1. ## Find the derivative

Darn professors....wish mine explained things...

How do I find f(a) for $f(x) = (3x +1)^{1/2}$

Thats the square root of 3x+1, double thanks to someone who shows me how to put that in there.

I have only seen f(x) - f(a)/x-a and f(a + h) - f(a)/h, so no dx or whatever that stuff is please.

2. Think what can you multiply the expression by that will lead to the expression to a difference of two squares?

3. Originally Posted by Oiram
Think what can you multiply the expression by that will lead to the expression to a difference of two squares?
what?! assume im brain dead cause i basically am.

4. Check this out:
Difference of two squares - Wikipedia, the free encyclopedia
Although the expression may be under the square root operation you may still use the technique found in the link above.

5. Originally Posted by TastyBeverage
Darn professors....wish mine explained things...

How do I find f(a) for $f(x) = (3x +1)^{1/2}$

Thats the square root of 3x+1, double thanks to someone who shows me how to put that in there.
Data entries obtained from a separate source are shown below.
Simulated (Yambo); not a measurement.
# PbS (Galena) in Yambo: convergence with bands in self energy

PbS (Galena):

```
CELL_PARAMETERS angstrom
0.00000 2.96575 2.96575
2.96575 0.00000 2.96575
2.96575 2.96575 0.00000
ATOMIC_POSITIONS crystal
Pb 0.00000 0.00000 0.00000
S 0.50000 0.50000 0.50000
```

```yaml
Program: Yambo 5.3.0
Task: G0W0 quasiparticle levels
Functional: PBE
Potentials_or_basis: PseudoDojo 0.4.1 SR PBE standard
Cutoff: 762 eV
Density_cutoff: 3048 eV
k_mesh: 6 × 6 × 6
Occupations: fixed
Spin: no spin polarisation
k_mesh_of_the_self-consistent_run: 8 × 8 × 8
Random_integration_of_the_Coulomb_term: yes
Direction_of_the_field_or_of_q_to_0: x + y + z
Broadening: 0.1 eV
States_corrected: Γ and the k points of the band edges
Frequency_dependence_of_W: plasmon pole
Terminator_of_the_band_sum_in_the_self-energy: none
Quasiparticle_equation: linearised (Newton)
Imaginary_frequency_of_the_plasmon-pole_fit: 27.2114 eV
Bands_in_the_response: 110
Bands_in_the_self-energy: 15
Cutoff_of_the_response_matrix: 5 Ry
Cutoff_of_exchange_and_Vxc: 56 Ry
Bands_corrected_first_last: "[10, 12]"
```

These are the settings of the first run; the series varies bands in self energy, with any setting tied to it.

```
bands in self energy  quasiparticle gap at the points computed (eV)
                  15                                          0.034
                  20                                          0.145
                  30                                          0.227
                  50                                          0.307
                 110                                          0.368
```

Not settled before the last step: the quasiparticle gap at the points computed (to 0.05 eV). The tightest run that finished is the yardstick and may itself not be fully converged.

I have only seen f(x) - f(a)/x-a and f(a + h) - f(a)/h, so no dx or whatever that stuff is please.
$\lim_{x \rightarrow a} \frac{\sqrt{3x + 1} - \sqrt{3a + 1}}{x - a} = \lim_{x \rightarrow a} \left( \frac{\sqrt{3x + 1} - \sqrt{3a + 1}}{x - a}\right) \cdot \left( \frac{ \sqrt{3x + 1} + \sqrt{3a + 1} }{\sqrt{3x + 1} + \sqrt{3a + 1}} \right) = \, ....$

6. Originally Posted by mr fantastic
$\lim_{x \rightarrow a} \frac{\sqrt{3x + 1} - \sqrt{3a + 1}}{x - a} = \lim_{x \rightarrow a} \left( \frac{\sqrt{3x + 1} - \sqrt{3a + 1}}{x - a}\right) \cdot \left( \frac{ \sqrt{3x + 1} + \sqrt{3a + 1} }{\sqrt{3x + 1} + \sqrt{3a + 1}} \right) = \, ....$
ahhh....rationalize. Thanks!